Edit, validate, and save XML documents with Microsoft Word 2003.
Microsoft Office 2003 has the best XML support that a version of Office has offered yet. It's not perfect, but in some places it shines. Not all Office 2003 products provide direct XML support, but three of the flagship products do?Microsoft Word 2003, Excel 2003, and Access 2003. This hack will discuss how to "do XML" with Word 2003.
Sadly, not all versions of Word 2003 have full-featured XML support. In order to get the full support, you need to buy Office 2003 Professional, Office 2003 Enterprise, or Word 2003 individually. Word has its own built-in schema called WordprocessingML. If you create a regular document in Word, you can save the document as XML in WordprocessingML. All versions of Word 2003 have this capability.
In the Office 2003 Professional, Office 2003 Enterprise, and individually packaged Word 2003 versions of Word 2003, you can attach your own XML Schema [Hack #69] document to an XML document. This means that you can export Word documents as XML, and they will be structured according to your own custom schema rather than Word's obscure binary format or its own WordprocessingML. This means that you can test and validate such documents using external XML tools?in other words, you aren't landlocked if you use the professional, enterprise, or individual versions of Word to produce XML.
You can store or attach XML schema in Word's schema library, and you can validate XML documents against their schema. To add a schema to Word's library, go to Tools Templates and Add-ins and then click the XML Schema tab. Now click the Add Schema button and navigate to the working directory where you will find the schema time.xsd. Click Open. You will be asked to associate a URI with the schema (any URI seems to work). Click "Validate document against attached schema" and "Allow saving as XML even if not valid," then click OK. The result will look like Figure 2-7.
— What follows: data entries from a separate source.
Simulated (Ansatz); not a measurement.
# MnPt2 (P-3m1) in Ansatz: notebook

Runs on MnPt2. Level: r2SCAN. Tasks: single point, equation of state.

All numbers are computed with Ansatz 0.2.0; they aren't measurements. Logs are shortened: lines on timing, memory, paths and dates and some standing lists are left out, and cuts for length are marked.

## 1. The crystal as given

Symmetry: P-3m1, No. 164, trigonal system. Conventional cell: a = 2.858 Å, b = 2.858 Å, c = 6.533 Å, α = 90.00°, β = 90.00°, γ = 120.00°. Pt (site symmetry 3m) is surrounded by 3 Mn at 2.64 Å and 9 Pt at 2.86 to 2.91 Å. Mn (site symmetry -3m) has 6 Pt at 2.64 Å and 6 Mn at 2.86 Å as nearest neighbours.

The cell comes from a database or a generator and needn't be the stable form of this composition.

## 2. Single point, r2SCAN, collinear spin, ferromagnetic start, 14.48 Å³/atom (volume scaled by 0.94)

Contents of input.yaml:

Figure 2-8 shows how the XML document time.xml will look when edited in Word 2003. To view the XML Structure pane as shown, select an XML tag, right-click the mouse, and then choose View XML Structure. The XML Structure pane appears at the right of the window. Here you see a tree view of the elements in the document near the top of the pane, and below that, a list of elements that you can insert into the document by clicking them in the list. If you check and uncheck the box "Show XML tags in the document," it will turn the XML tags on and off.
To see attributes, click on a start tag (such as time) and then right-click and choose Attributes. You will see the assigned attributes for the tag in the Attributes dialog box as shown in Figure 2-9.
You can also perform transformations with XSLT in Word 2003. There are several ways to do it. One way is to click Browse in the XML data views pane (at the right of the editing pane in Word 2003). Select an appropriate stylesheet for the document time.xml, such as hour.xsl. Choose an encoding such as Unicode for the output of the transformation. To return to editing time.xml, click "Data only;" to transform the file again, click hour.xsl. (See Figure 2-10.)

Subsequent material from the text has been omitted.